Mixed fortunes for latest floaters
After going a good few years with barely any compound semiconductor companies going public, the last 15 months or so have witnessed a bit of a change. Photonic integrated circuit innovator Infinera, sapphire substrate specialist Rubicon and fiber laser manufacturer IPG Photonics all listed on the Nasdaq exchange in the US, while 2008 should see at least one more addition when Emcore hives off its photovoltaics unit as a separate entity.
So, how did these new stocks do? Given the great volatility of global markets in the past year, that is not an easy question to answer. But with the Dow Jones, London s FTSE and the Nasdaq index all either flat or down over the past year, any increase in stock value could be viewed as a success.
When it listed back in June 2007, Infinera initially took the market by storm, rising from its IPO price of $16 per share to more than $25 in no time, and outperforming all of the indices for the next couple of months. Since the turmoil of the late summer, however, that price has largely headed south and, as pessimism took a wider hold, Infinera dropped below the $10 mark – 50% below its IPO list price.
Is that a fair reflection on Infinera s performance since going public? Certainly not, would be my view – it may have burned through a large pile of cash during its formative years, but Infinera really does seem to be finding its place in the optical communications industry now. With its client base expanding quickly and its reliance on a handful of major customers shifting to a much more balanced portfolio, it is beginning to look like a force to be reckoned with.
IPG Photonics floated at the very end of 2006 with a launch price of $25. Like most stocks it enjoyed an early boom, but since then it will have disappointed investors. Again, when looking outside general market strife, it is difficult to see why that is. After all, IPG has pretty much cornered the market for high-power fiber lasers and, as a vertically integrated company (it manufactures high-power GaAs laser diodes using MBE at its headquarters in Oxford, Massachusetts), it is also in control of its key supply line.
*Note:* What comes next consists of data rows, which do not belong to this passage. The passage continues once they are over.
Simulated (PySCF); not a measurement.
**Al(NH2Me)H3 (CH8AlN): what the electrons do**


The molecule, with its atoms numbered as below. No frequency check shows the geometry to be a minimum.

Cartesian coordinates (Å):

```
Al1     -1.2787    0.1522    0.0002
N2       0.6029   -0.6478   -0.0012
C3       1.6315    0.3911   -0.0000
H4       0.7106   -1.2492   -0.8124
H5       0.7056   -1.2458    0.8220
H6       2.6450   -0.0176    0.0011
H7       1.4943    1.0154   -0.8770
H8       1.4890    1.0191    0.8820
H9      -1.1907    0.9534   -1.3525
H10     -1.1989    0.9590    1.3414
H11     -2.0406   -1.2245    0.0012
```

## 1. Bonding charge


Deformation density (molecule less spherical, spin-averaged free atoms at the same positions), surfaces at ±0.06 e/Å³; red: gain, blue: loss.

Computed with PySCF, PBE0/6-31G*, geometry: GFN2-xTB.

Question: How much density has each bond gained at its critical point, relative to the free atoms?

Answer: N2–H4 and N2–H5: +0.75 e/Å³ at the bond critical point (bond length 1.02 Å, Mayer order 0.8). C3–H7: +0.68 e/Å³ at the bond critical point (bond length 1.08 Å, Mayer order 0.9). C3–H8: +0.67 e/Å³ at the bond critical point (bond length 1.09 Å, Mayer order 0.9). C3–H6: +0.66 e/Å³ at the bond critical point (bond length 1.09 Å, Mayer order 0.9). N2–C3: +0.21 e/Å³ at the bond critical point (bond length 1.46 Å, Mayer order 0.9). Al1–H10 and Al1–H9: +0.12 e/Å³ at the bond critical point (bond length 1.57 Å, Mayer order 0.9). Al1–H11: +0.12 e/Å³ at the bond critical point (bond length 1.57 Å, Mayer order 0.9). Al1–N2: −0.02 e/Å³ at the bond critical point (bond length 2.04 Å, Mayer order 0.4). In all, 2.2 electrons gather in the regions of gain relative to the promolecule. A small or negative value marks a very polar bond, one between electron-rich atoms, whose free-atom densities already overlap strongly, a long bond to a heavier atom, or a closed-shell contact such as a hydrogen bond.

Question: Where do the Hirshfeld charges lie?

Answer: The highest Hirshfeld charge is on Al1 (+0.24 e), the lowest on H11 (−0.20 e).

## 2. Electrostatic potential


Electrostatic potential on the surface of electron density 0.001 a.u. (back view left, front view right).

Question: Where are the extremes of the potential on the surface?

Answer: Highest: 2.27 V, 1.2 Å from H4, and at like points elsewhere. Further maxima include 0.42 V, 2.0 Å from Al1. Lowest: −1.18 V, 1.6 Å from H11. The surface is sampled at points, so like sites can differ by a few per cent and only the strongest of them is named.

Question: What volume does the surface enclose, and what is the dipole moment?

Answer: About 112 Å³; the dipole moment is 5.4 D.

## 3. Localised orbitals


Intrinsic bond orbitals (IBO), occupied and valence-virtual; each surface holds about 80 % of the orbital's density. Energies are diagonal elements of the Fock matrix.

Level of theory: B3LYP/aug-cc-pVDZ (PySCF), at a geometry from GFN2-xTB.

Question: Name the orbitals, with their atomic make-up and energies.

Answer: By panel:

At the Photonics West exhibition in San Jose in January, IPG indicated a strategic change when it revealed plans to enter the merchant high-power laser diode market, rather than using all of the diodes that it produces internally. Whether the decision reflects lower than expected internal demand following significant expansion remains an open question.
Either way, like Infinera, its stock has underperformed the major indices since that launch, possibly reflecting the negative sentiment around some of the end markets that IPG serves. One application area in which IPG is thought to be increasingly finding its feet is automobile manufacturing. Perhaps the worries of the impact of a slowing US economy on the car industry are weighing down the stock.
Sapphire substrate vendor Rubicon is the most recent addition to the compound semiconductor portfolio, having listed in November last year. It s early days, but, of the three recent additions, Rubicon will have pleased its investors the most, and by early February it had registered a 73% gain on its $14 launch.
That increase could be a direct result of its exposure to the market for high-brightness LEDs. Certainly a comparison with Cree s recent stock performance appears to confirm this – the two stocks have tracked up pretty much identically for the past three months (figure 2) at a time when many others had been crashing through the floor.
While it might make sense for investors to peg Rubicon shares with those of the leading LED maker Cree – despite the latter s use of SiC, not the sapphire material sold by the Illinois-based firm – Rubicon has tough competition in the sapphire substrates field.
Strangely then, the two companies who are market leaders in their own niche have slumped in value, while the one with a smaller market share and the toughest competition is flying high. My guess is that IPG and Infinera may well end up being the better long-term investments, so remember folks: the price of stocks can go up, as well as down.